Holocaust and human rights museum opens in Belgium
King Albert II of Belgium inaugurates museum located opposite the ‘Dossin Barracks,’ a site from which more than 25,000 Jews and 352 gypsies were deported to Auschwitz, EJC/AFP reports.
A Holocaust and human rights museum was inaugurated last Monday in Belgium, opposite the “Dossin Barracks” in Mechelen, a site from which more than 25,000 Jews and 352 gypsies were deported to Auschwitz death camp between 1942-1944, the European Jewish Press and Agence France Presse reported.
According to the EJP/AFP report, King Albert II of Belgium inaugurated the “Dossin Barracks Memorial, Museum and Documentation Center for the Holocaust and Human Rights,” some 30 kilometers north of Brussels on November 26.
The museum, which was due to open on December 1, is housed in a newly-built three-storey building that was constructed according to blueprints of the Flemish architect Bob Van Reeth and was financed by Flemish authorities, said the report.
EJC/AFP described the building as white, “austere and massive, with mural windows,” adding that “the 25,852 bricks used in its construction represent the number of Jews and gypsies sent to their deaths at Auschwitz from the nearby barracks, only metres from site of the museum.”
In September, Belgium’s prime minister, Elio Di Rupo, apologized for the complicity of state authorities in the murder of Belgian Jews during the Holocaust.
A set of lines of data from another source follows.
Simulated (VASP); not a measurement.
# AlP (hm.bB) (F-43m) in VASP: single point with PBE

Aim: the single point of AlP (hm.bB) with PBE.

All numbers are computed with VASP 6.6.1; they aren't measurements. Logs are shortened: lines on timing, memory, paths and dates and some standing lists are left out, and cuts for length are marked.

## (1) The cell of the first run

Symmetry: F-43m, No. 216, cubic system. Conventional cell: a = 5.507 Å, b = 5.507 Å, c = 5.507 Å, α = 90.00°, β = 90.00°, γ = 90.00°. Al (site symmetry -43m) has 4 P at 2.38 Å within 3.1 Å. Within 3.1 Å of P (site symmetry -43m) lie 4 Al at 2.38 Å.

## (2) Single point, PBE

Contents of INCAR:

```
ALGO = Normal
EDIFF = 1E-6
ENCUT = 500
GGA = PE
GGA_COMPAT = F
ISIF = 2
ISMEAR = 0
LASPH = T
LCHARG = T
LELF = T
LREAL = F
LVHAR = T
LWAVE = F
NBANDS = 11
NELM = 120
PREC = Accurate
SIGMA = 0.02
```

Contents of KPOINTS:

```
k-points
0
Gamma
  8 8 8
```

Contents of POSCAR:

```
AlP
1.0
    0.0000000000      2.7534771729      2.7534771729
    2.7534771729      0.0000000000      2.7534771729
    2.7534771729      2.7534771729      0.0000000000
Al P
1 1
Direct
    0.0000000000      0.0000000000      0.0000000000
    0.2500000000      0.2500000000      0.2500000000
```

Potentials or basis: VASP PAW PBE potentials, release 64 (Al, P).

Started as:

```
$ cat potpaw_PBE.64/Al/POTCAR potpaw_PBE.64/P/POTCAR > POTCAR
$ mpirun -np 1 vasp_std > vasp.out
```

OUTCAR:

“We must have the courage to look at the truth: There was steady participation by the Belgian state authorities in the persecution of Jews,” Di Rupo said at a memorial ceremony in the city of Mechelen.
One month earlier, Antwerp Mayor Patrick Janssens recognized and apologized for the complicity of city authorities in deportations. Janssens announced plans to erect a monument engraved with the names of Antwerp Jews known to have been murdered in the Holocaust.